The things you find yourself randomly thinking about…
My mom has always refered to the posterior region as a “buppie”, and it is just one of those things that I have heard and accepted my whole life and not given much thought to.
Now that I’m thinking about it, I am not aware of ever hearing anyone else use that term, so I’m wondering if anyone else uses it that way, or has heard it used that way. Of course I’m also interested in the origin, if anyone happens to know that.
Personally, I’ve always used the more common “butt” and “ass”, except sometimesnwhen refering to pets, when I’ll throw in an occasional “buppie”.
A foreign student at my sister’s college noted that “You have so many words for that!” Is this purely an American thing?
In our family we used “heinie” exclusively, but there are plenty of others that people used, besides those listed above. It took me years to realize that “booty” meant “rear end” to some people.

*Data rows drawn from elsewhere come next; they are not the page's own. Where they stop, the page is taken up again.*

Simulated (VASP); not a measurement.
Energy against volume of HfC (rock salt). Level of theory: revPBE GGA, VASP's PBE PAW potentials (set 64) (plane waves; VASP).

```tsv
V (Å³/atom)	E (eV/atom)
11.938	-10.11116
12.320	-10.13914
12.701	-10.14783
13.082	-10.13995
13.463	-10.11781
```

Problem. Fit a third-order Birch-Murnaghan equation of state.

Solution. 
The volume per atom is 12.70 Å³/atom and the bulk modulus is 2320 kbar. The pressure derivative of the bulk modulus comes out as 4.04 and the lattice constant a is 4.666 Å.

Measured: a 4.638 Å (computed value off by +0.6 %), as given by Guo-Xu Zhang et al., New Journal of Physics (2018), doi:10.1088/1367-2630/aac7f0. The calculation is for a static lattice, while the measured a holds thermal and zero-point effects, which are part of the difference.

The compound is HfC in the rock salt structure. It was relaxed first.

Never heard “Buppie” before, tyhough. Is it maybe derived from “bippy” (Rowan and Martin’s “You bet your Bippy”)?
Bucket, as in, “Look! Eeyore fell on his bucket!” Something I yelled at the movie theater when the Winnie The Pooh movie came out. In the mid-60s. And which my aunt takes delight in telling me about whenever I see her. Forty years this has been going on, folks.
And if you pass gas, it was called a “noisy bucket.”
Dupa is just the Polish word for the thing we’re talking about. Half my family’s Polish, and I’ve heard it quite a bit.
However, my non-Polish mother set the family standard with boonie, which I’ve never heard anyone anywhere else use in this sense. When people talk about going to the boonies, it conjures an image in my head that I’m sure is peculiar to me alone.
My friend’s fairly elderly American mother once said after a long car trip that she had “fanny fatigue”. I commented I hadn’t had that in a while. We then warned her about Irish usage of the term “fanny”.*
*For those who might not know, it means be a woman’s “front privates” to stick with this kind of terminology.
I know that “dupe” is Serbo-Croatian for butt. Pronounced “dew-peh”.
And I know Serbo-Croatian has declinations (which I don’t understand even in the slightest, admittedly), so it is perhaps possible that “dupa” is related?
… On preview, WOW, I missed a lot of posts. So it’s Polish, hm? Eeeeenteresteenk. taps fingers together
Aside from the standard words, I call it a bummy. I don’t know why. Example: “My bummy hurts.”
[minor deviance]
Hey - I’ve got a cow-orker who uses “dupa” all the time. I knew she was Polish, so I assumed it was Polish for something less than positive. Now I know!!
She also spouts off something that sounds like “dup-eye-osh” - is that the polish word for the orifice associated with the dupa?